Domain 3: Security Architecture — 18%

Security Architecture is about designing systems that meet security requirements without ignoring availability, performance, ownership, or recovery needs.

You’ll need to compare on-premises, cloud, hybrid, virtualized, embedded, and industrial environments. Study segmentation, resilience, secure design, backups, data classification, encryption, shared responsibility, and recovery models. Pay close attention to who manages each layer in a cloud service, including identities, applications, operating systems, platforms, networks, and facilities. The best answer usually maps directly to the stated requirement, such as isolating workloads, protecting data at rest, surviving a site failure, or reducing implicit trust. Don’t choose the most advanced design if it doesn’t fit the actual business constraint.

Domain 4: Security Operations — 28%

Security Operations is the largest domain and covers the day-to-day work required to detect, contain, investigate, and recover from security events.

You’ll need to understand hardening, asset management, vulnerability management, monitoring, identity administration, automation, incident response, forensics, and data protection. A tool only creates value when alerts, ownership, prioritization, and remediation workflows are clear. Thousands of scanner findings aren’t useful if nobody knows which ones matter first. Study how analysts combine endpoint, network, identity, application, and cloud telemetry to build context. Follow the incident lifecycle from preparation and detection through containment, eradication, recovery, and lessons learned. Preserve evidence while restoring service, and verify that the original attack path has been closed.

Domain 5: Security Program Management and Oversight — 20%

Security Program Management and Oversight turns technical controls into a governed, measurable business program.
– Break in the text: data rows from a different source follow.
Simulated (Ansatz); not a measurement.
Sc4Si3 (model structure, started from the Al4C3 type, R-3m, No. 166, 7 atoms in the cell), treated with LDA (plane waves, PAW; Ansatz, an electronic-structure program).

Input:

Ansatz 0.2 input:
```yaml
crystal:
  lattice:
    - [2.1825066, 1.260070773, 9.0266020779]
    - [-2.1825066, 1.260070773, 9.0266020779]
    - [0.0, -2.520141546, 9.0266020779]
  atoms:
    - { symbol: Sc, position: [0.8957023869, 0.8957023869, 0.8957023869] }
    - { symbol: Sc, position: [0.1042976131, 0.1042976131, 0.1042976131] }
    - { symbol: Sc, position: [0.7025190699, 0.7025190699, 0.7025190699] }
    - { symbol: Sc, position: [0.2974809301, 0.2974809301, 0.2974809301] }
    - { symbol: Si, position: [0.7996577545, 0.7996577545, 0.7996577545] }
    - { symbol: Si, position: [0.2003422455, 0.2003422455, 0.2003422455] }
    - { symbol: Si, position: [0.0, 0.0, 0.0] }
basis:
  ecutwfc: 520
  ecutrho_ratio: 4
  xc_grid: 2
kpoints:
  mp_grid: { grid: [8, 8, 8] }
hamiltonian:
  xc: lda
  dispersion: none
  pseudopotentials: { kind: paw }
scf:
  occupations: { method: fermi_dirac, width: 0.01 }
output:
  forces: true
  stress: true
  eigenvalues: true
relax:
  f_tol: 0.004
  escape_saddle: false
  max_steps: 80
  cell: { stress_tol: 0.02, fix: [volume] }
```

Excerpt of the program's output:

You’ll need to understand policies, standards, procedures, guidelines, risk management, third-party oversight, compliance, audits, privacy, awareness, business continuity, and security metrics. Know the difference between accepting, mitigating, avoiding, and transferring risk. Don’t assume a signed policy, completed questionnaire, or vendor contract proves that controls are effective. Strong oversight creates traceability from a requirement to the implemented control, supporting evidence, exceptions, ownership, and review dates. The goal is to reduce ambiguity while giving technical teams enough structure to build, operate, and improve systems without unnecessary administrative friction.